How To Thank Your Way To Health And Happiness
Congratulations, Sheroes! You made it to the last few weeks of 2020! To say that it’s been quite a year is an understatement, so it’s time to give yourself a break and use this month to celebrate the fact that you got here in good health. Sure, it’s a bit hard to feel thankful after everything that has happened this year, but the fact that Thanksgiving falls in November could be a sign – whether or not turkey is involved, maybe a little bit of gratitude is in order!
Regardless of the season, the overall benefits of gratitude should be enough to make us thankful every day. Yes, it’s been scientifically proven that being grateful leads to better health and happiness.(1) Giving thanks can actually rewire our brains by activating a neurotransmitter called dopamine, which makes us feel good and motivated enough to achieve our goals.(2) A number of studies have even explored the links between gratitude and things like better mental health, stronger relationships, improved sleep quality, less stress, healthier hearts, and lower cellular inflammation!(3)
Even without learning the science behind it, we all know how good being grateful feels like. Whenever you think of something you’re thankful for, it’s impossible to ignore the good vibes that follow. But like many worthy things in life, gratitude takes practice. It’s easy to get caught up in other thoughts and feelings, so here are a few ways to let gratitude take space in your routine instead!
When your to-do list is stressing you out, take time to make a gratitude list as well.
Checking off all the items on your to-do list might give you a high, but there’s another kind of rush to be gained from creating a list of everything you’re thankful for these days. If counting your blessings could lead to more, then take it a step further and make a gratitude journal. It can range from simple things like “My online shopping haul arrived today” to profound realizations that could fill a whole page. For those who think that it sounds like a chore, there’s no pressure to write everyday – research has shown that doing this at least once or twice a week is already enough to raise your happiness levels.(4) It might take a while to get the hang of it, but you’ll definitely get into the habit of finding things to be grateful for!
When you get stuck in “shoulda woulda coulda” memories, think of what you learned from those moments instead.
Every so often, ghosts of the past can pop up and remind us of every regrettable decision and embarrassing moment we ever had. If you find yourself replaying these awful memories, it’s normal to think about what you should have, would have, or could have done to avoid whatever happened next. But there’s another way to keep yourself from spiraling down memory lane – think of those bad things as teachable moments that gave you the gift of wisdom for the future. So what did you learn after going through a certain experience? After reflecting on the answers, you can reframe any regrets into what you should, would, and could do for the best outcome for the future instead. Who knows, those moments you once hated might even make it to your gratitude journal someday!

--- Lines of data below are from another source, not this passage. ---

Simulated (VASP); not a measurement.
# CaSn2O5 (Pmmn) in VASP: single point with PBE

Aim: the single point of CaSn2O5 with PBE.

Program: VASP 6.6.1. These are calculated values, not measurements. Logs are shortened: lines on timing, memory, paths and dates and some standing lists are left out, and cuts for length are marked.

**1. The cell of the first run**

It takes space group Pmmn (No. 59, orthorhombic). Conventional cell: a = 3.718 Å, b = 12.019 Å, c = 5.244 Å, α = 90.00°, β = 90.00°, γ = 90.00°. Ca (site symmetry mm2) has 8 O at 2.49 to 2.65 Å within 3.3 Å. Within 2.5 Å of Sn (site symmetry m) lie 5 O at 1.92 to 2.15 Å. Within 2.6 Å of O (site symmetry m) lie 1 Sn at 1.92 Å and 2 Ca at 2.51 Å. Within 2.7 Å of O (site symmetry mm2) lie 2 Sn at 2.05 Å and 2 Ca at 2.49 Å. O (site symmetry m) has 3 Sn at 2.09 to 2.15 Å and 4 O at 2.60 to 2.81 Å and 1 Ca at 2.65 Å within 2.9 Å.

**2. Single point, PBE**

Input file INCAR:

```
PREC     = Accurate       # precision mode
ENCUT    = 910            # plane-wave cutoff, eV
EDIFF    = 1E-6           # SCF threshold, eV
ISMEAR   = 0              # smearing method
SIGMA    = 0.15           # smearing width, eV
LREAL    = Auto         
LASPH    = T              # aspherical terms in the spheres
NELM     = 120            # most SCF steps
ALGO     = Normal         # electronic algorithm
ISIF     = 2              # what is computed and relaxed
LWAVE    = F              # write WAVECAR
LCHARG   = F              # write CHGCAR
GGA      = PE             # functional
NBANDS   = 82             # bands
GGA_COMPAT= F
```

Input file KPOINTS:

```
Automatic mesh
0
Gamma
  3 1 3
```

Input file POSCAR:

And if you’re someone who really likes reminiscing and reflecting on the past, try to focus on the memories that you’re thankful for, as well. You can keep photos, souvenirs, and other mementos of the good old days. Just let each item give you a rush of gratitude as you remember that good things happened, can happen and will continue to happen for you!
When it gets a little too loud inside your own head, go for a nature walk.
This one might be harder to do because of quarantine, but try going outside and taking a socially distanced walk in nature. Even as you wear a mask or face shield, take a deep breath and be aware of what you’re seeing, hearing, doing, and feeling. It’s all about staying in the present and being mindful, which is what most gratitude practices always recommend.(5) During your walk, clear the clutter of the past and the future inside your head by focusing on the here and now. Think of it as a form of meditation that gives you an excuse to enjoy nature, too. In any case, being in the moment can give you more things to add to the gratitude list!
When interacting with people, try looking for a genuine reason to compliment and thank them.
Studies have proven that gratitude does build better relationships(6), so always saying “thank you” is probably a good start. Aside from literally giving thanks with your words, there are also many ways to get creative in cultivating this practice in your social life. Being thankful for the people around you can make you see the world with a friendlier perspective, no matter how unagreeable others may be.
Get into the habit of finding little things that you can appreciate about your friends, family, co-workers, or even random people you don’t know. And when you do discover something you like, let them know about it through a genuine compliment, a thank-you note, or even a little gift. When you have a true attitude of gratitude, you’ll find that helping and volunteering gives you even more fulfillment.(7) It’s all about expressing the good feeling of gratitude and sharing it with the world. Keep at it long enough and you’ll definitely end up in someone’s gratitude journal, too!
(1) Science Proves That Gratitude Is Key to Well-Being (2018)
(2) The Neuroscience of Gratitude (2016).
(3) 14 Health Benefits of Practicing Gratitude According to Science (2020)
(4) Tips for Keeping a Gratitude Journal (2011)
(5) How to Practice Gratitude (2019)
(6) How Gratitude Helps Us Build Better Relationships (2015)
(7) 8 Ways To Have More Gratitude Every Day (2016)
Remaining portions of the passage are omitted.